In [None]:
import pyaudio
import numpy as np
import json
import openl3  # Import openl3 for extracting embeddings

In [None]:
# Input path of embeddings json
input_file = "embeddings/embeddings.json"

In [None]:
# Function to calculate the mean of embeddings
def calculate_mean(embeddings):
    return np.mean([np.array(embedding) for timestamp, embedding in embeddings.items()], axis=0)

# Load the stored embedding from the JSON file
with open(input_file, 'r') as json_file:
    stored_data = json.load(json_file)

In [None]:
# Initialize PyAudio
p = pyaudio.PyAudio()

# Configure and start the audio stream
stream = p.open(format=pyaudio.paInt16,
                channels=1,
                rate=16000,  # Adjust based on your audio
                input=True,
                frames_per_buffer=1024)

try:
    while True:
        # Record audio data from the microphone
        audio_data = np.frombuffer(stream.read(1024), dtype=np.int16)

        # Extract features from the audio data using openl3
        live_embeddings, _ = openl3.get_audio_embedding(audio_data, 16000)

        # Compare live_embeddings with the stored embeddings
        best_match = None
        best_similarity = -1  # Initialize with a low value

        # for entry in stored_data:
        #     stored_embeddings = np.array(entry['embedding'])

        #     # Calculate similarity or distance (e.g., cosine similarity)
        #     similarity = np.dot(live_embeddings, stored_embeddings.T) / (
        #         np.linalg.norm(live_embeddings) * np.linalg.norm(stored_embeddings)
        #     )

        #     if similarity > best_similarity:
        #         best_similarity = similarity
        #         best_match = entry['word']

        # print("Predicted word:", best_match)

        for entry in stored_data:
            stored_word = entry["word"]
            stored_embeddings = entry["embeddings"]

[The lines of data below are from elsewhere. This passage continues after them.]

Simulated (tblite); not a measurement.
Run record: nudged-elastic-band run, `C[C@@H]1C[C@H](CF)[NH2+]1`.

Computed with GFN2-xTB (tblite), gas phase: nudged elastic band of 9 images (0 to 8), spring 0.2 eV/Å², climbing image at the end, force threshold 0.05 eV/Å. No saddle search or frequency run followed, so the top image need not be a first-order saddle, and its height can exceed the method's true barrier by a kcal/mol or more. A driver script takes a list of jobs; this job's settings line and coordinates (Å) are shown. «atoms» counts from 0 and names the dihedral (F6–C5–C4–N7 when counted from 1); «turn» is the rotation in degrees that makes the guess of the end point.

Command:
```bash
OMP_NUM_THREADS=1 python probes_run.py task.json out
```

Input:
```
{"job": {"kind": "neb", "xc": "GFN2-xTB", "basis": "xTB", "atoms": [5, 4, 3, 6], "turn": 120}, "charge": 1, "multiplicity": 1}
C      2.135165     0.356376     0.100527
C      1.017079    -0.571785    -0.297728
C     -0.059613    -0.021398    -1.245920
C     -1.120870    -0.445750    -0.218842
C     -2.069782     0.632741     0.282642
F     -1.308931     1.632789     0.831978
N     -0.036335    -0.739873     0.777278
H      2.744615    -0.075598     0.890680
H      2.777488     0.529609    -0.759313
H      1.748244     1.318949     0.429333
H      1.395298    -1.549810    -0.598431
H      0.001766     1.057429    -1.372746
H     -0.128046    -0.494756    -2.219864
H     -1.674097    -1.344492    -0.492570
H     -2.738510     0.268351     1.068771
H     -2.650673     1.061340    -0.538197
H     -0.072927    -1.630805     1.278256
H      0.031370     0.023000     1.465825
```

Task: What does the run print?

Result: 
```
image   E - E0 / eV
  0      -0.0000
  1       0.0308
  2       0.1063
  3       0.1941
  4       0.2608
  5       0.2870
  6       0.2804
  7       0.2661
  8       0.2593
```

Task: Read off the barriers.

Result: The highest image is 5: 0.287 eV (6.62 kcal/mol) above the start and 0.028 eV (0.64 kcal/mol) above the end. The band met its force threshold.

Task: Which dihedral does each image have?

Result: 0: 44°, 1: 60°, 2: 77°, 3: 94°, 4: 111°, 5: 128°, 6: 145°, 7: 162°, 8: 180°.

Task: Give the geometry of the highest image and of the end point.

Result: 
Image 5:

            # Calculate similarity or distance (e.g., cosine similarity)
            similarity = np.dot(live_embeddings, calculate_mean(stored_embeddings).T) / (
                np.linalg.norm(live_embeddings) * np.linalg.norm(calculate_mean(stored_embeddings))
            )

            if np.any(similarity > best_similarity):  # Use np.any to check if any element is greater
                best_similarity = np.max(similarity)  # Get the maximum similarity value
                best_match = stored_word

        print("Predicted word:", best_match)

except KeyboardInterrupt:
    # Stop the audio stream when Ctrl+C is pressed
    stream.stop_stream()
    stream.close()
    p.terminate()